Live From Rio 2016: Photo Galleries From Behind the Scenes
The Sports Video Group team was on hand at the 2016 Rio Olympics for 20 days, and we used much of that time shooting photos and videos behind the scenes of as many events as possible. There are probably very few people (if any) who managed to visit every site and see almost every sport during the Games, but we did our best. For a complete listing of our photo galleries, please read on.
The second week of the Rio Olympics shifts much of the focus out to the Olympic Stadium, home of the athletics (aka track and field events). There are plenty of different types of events that require plenty of different approaches to camera placement and operations. Plans include using 33 cameras on the integrated track, 14 cameras for high jump, 12 cameras for pole vault, 13 cameras for shot put, 14 cameras for discus and hammer, 13 cameras for long and triple jump.
One of the more unusual aspects of the Rio Olympics is that swimming and diving do not share a venue. Olympic Aquatics Stadium, located at the Olympic Park in Barra, provides plenty of great camera positions for a series of events that captures the attention of fans everywhere. The competition is fierce, the personalities are global superstars, and the technology used to capture the events delivers stunning images from a wide variety of interesting and often wet angles.
What’s that? An Olympic venue on Copacabana Beach? Seriously, when the world learned that Rio had won the Olympic games the opportunity to see Olympic Beach Volleyball on the most famous beach in the world suddenly became one of the “must see” events. It’s also one of the more lively Olympic venues with public address announcing befitting a sport known for a laid back intensity: funny, breezy, and informative. And there are plenty of camera angles as well!

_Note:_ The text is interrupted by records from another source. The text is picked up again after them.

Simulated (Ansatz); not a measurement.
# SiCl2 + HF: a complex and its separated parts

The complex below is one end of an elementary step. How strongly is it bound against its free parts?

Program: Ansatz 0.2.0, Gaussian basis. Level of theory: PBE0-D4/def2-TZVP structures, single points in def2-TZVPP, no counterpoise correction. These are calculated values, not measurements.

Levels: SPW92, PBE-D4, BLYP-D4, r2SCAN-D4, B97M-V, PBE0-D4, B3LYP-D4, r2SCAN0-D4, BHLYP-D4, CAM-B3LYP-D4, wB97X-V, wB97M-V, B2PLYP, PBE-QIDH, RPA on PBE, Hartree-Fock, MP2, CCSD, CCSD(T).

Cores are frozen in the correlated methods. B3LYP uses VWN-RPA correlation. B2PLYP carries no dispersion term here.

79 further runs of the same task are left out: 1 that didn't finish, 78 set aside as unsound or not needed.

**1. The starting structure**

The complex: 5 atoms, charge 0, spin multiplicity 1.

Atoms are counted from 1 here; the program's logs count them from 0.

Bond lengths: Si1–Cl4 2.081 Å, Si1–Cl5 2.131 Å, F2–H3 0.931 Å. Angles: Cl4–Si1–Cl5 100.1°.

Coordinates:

Deodoro Stadium was home to the debut of rugby sevens as an Olympic sport. Although the 15-player version of the sport appeared at the Olympic Games between 1900 and 1924, Rio 2016 marks the debut of rugby sevens, a faster, shorter adaptation. Bravery, skill, and speed were in abundance in the men’s and women’s tournaments. Rugby sevens coverage at the Olympics made use of 14 cameras and included members of the Sky New Zealand production team.
NBC Olympics and the Golf Channel gave golf’s return to the Games a double punch of production power with the help of a relatively new flypack from NEP Group that provides two control rooms with a separate audio room for each and much more. “This is third time the flypack has been used as it was rebuilt for the French Open and Wimbledon earlier this year,” says Marc Caputo, senior director, remote technical operations, NBC Sports. “The challenge is, we have two venues in one as there is both the unilateral coverage and Golf Channel’s Live From coverage.”
Handball is tactical, skillful, and fiercely contested with goals galore. This event is taking place in the FTA Future Arena within Barra Olympic Park, with coverage provided by 17 cameras.
Jabs, crosses, uppercuts: a single punch can make all the difference in boxing. The sport made its Olympic debut at the 1904 St Louis Games, and women entered the fray at London 2012. At Rio 2016, there are 13 categories, 10 for men and three for women. The pictures here are from Riocentro Pavilion 6, where the fights were held. There was also 360 VR content coverage during the bantam and lightweight prelims. Cameras include two RF handhelds, one high-speed super-slo-mo handheld, five hard cameras, one robotic, and two robotic cameras in the warm-up area.
Judo is a dynamic combat sport that demands both physical prowess and great mental discipline. From a standing position, it involves techniques that allow you to lift and throw your opponent onto their back. On the ground, it includes techniques that allow you to pin your opponent to the ground, control them, and apply various choke holds or joint locks until submission. With two matches going on simultaneously, there is plenty of camerawork at any one moment. Each match features seven hard cameras, two RF cameras, and a jib camera, and there are two additional RF cameras and two robotic beauty cameras.
A supreme test of accuracy, shooting made its Olympics debut at Athens 1896, the first Games of the modern era. At Rio 2016, there are nine men’s and six women’s shooting events, all individual. Camera coverage comprises three hard cameras, a high-speed super-slo-mo camera, five robotic cameras, two handhelds, and a jib.
The only Olympic sport in which men and women compete against each other, equestrian has three disciplines: eventing, dressage, and jumping — each with both individual and team competitors. The camera coverage includes 16 cameras, five of which are super-slo-mo–capable.